The Treasury has split the settlement of arrears to oil marketers in half by spreading the conversion of the debt to bonds over a two-year period.

The exchequer has been securitising pending bills owed to oil marketing companies by asking them to roll over outstanding balances into bonds.

For instance, in mid-June, the exchequer asked OMCs to subscribe to a re-opened three-year bond, handing marketers a coupon of 14.228 percent payable every six months with the final settlement falling in three years-time including the principal owed which would be the effective arrears owed to respective OMCs.

The reopened bond had subscriptions totalling Sh18.5 billion, which was inclusive of bids from other investors with interest in the paper.

“We came to the decision that we could securitise half of it in the next financial year and the other half in this fiscal year,” Treasury Cabinet Secretary Prof Njuguna Ndungu said last week.

At the end of President Uhuru Kenyatta’s administration, Treasury said oil marketers were owed a total of Sh83 billion, which was whittled down leaving behind a balance of Sh43 billion.

As of June, Vivo which runs Shell-branded service stations, was owed the bulk of the arrears at Sh13.5 billion ahead of Total (Sh8.2 billion), Rubis (Sh4 billion), Oryx (Sh3.5 billion) and Ola (Sh2.3 billion).

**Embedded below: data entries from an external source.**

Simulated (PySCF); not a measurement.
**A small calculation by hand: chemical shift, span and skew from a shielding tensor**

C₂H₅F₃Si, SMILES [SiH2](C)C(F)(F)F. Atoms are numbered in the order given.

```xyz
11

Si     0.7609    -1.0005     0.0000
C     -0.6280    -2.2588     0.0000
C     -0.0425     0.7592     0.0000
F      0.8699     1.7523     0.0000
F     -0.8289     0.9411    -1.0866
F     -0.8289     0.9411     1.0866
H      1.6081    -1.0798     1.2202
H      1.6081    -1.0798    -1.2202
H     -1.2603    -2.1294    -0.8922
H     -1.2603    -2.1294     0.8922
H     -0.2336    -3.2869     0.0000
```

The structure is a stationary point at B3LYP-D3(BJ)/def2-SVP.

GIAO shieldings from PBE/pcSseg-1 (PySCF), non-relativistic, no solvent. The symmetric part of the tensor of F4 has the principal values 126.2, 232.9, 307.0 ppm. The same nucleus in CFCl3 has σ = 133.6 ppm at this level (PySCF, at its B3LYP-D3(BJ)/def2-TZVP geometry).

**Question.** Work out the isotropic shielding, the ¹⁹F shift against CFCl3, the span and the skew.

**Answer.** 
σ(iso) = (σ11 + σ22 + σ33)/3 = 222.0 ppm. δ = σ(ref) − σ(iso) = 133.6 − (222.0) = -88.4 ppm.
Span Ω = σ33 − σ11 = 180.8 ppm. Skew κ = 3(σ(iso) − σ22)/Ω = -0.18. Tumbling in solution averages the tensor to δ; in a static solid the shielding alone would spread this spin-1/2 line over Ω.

Arrears to other oil marketers were at the time estimated at Sh14.4 billion according to data from the Ministry of Energy.

By having the OMCs roll over their pending receipts from the government, the exchequer will technically dissolve the arrears to oil marketers who will now be entitled to a redemption equal to the value of their original balances at the end of the bond holding period.

This is whilst the OMCs earn interest from the bond.

For OMCs looking to dilute their bond holdings into cash, the paper can be sold through the secondary bond market to generate immediate cash flows.

The exchequer is meanwhile seeking to clean up its pending bills book via the conversion.